On Mon, Feb 17, 2025 at 7:02 AM Andres Freund <andres@anarazel.de> wrote:
> I don't really know enough about IPC::Run's internals to answer. My
> interpretation of how it might work, purely from observation, is that it opens
> one tcp connection for each "pipe" and that that's what's introducing the
> potential of reordering, as the different sockets can have different delivery
> timeframes. If that's it, it seems proxying all the pipes through one
> connection might be an option.
I had a couple of ideas about how to get rid of the intermediate
subprocess. Obviously it can't convert "two pipes are ready" into two
separate socket send() calls that preserve the original order, as it
doesn't know them (unless perhaps it switches to completion-based
I/O). But really, the whole design is ugly and slow. If we have some
capacity to improve Run::IPC, I think we should try to get rid of the
pipe/socket bridge and plug either a pipe or a socket directly into
the target subprocess. But which one?
1. Pipes only: Run::IPC could use IOCP or WaitForMultipleEvents()
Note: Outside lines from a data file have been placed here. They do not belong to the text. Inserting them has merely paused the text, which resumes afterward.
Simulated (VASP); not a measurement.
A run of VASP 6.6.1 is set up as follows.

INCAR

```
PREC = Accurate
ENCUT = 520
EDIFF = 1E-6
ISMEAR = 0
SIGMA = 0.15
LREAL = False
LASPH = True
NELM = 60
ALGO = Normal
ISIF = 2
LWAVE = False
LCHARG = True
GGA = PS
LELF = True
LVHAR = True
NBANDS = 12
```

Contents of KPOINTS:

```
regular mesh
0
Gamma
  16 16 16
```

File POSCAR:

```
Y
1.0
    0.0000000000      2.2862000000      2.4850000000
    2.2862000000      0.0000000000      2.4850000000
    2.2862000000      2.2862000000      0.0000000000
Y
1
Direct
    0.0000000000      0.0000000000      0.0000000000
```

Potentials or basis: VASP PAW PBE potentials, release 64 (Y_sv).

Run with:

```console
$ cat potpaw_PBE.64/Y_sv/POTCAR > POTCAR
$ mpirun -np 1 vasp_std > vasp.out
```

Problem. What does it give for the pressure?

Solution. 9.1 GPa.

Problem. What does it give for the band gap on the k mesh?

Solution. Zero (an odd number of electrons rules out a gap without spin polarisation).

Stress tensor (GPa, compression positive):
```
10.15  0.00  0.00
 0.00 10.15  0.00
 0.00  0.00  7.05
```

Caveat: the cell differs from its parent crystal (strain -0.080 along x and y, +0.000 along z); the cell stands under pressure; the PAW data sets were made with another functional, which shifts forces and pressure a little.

instead of select()/poll().
2. Sockets only: Apparently you can give sockets directly to
subprocesses as stdin/stdout/stderr:
https://stackoverflow.com/questions/4993119/redirect-io-of-process-to-windows-socket
The Run::IPC comments explain that the extra process was needed to be
able to forward all data even if the target subprocess exits without
closing the socket (the linger stuff we have met before in PostgreSQL
itself). I suspect that if we went that way, maybe asynchronous I/O
would fix that too (see my other thread with guesses and demos on that
topic), but it might not be race-free. I don't know. I'd like to
know for PostgreSQL's own sake, but for Run::IPC I think I'd prefer
option 1 anyway: if you have to write new native Windows API
interactions either way, you might as well go with the normal native
way for Windows processes to connect standard I/O streams.